Our goal is for 100% of our students to be engaged in the work of a reader, the work of a mathematician.

We want to look at the reluctant learner this year and that probably comes out of my special education background. Our goal is for 100% of our students to be engaged in the work of a reader, the work of a mathematician. In math we are focusing on persistence and working through difficult problems and both of those are special populations’ struggles.

Q. What are your thoughts on in-classroom teaching vs pull-out push-in model?

We do both. I think it’s kind of a continuum and it’s on an as needed basis. Most of our teachers teach in a way that in one class period they are going to see the work of every student. They have set up stations where they are at one station and the students rotate through or the teacher rotates around and sees what’s going on. Because we also collect a lot of data, and daily data, we know whose struggling on whatever so that might mean that they need to be pulled out for a time or they need just a quick fix on something.

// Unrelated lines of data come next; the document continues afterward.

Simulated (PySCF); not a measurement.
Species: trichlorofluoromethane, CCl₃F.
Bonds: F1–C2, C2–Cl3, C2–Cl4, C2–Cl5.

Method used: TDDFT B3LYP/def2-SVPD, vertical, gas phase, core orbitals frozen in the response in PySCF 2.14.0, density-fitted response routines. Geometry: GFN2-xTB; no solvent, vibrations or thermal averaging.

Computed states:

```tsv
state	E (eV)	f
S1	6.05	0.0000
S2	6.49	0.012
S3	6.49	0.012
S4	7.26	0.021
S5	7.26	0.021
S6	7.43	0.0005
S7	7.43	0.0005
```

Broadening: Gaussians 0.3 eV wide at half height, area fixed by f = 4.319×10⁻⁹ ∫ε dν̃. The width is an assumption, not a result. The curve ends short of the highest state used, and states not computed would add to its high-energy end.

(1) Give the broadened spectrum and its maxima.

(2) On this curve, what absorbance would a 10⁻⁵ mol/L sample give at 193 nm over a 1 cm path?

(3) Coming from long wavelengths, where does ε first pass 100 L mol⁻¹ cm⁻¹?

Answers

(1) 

There are students who need to be pulled out and we have pull out for those needs. It’s students who are especially distracted or English language learners who just need a lot of extra vocabulary or need more background knowledge so when the content is really important to be delivered that way we will do it. Most of the time our model is to deliver it in the classroom as often as possible and that’s what kids prefer.

A big challenge is, honestly, funding.

Q. Based on your experience teaching in different school settings, what do you think is the biggest challenge for us as a charter school?

It’s not what most people think it is. I think most people would say that its students come from a background where they don’t have background knowledge, they don’t have the language skills. I don’t think that’s it. Sure, these are many of our kids and we have found ways to come along side children and celebrate their amazing strengths.

A big challenge is, honestly, funding. We are not funded the same way traditional public schools are, but we have the same requirements in terms of building and teachers and meeting the special needs of our students. We have a lot of things that we would like to do and we are restricted by budget.

We take in everybody and we try, especially with students with special needs, to meet them where they are even though they may be four or five years behind.

As the charter management organizations in the city grow, it’s harder for philanthropists and private foundations to find us and to see who we are and what we do and how we are different from the big charter organizations. Our philosophy is different. We take in everybody and we try, especially with students with special needs, to meet them where they are even though they may be four or five years behind. We’ve built services like our Orton-Gillingham reading program specifically for students that are that far behind, where other charter schools may not always do that. We also have an extra teacher that just does that because we think it is important. And this requires funding. That to me is the biggest problem.

The students that we serve and the enthusiasm from the parents and what is the potential in this neighborhood I think is really exciting. I just feel like we need to keep searching until we find more strategic partners. I don’t think that it’s going to be the same ones who fund charter management organization because if they are supporting an organization like that they already have a bigness in mind and they have a philosophy in mind.

Q. Tell us something about yourself that might surprise us.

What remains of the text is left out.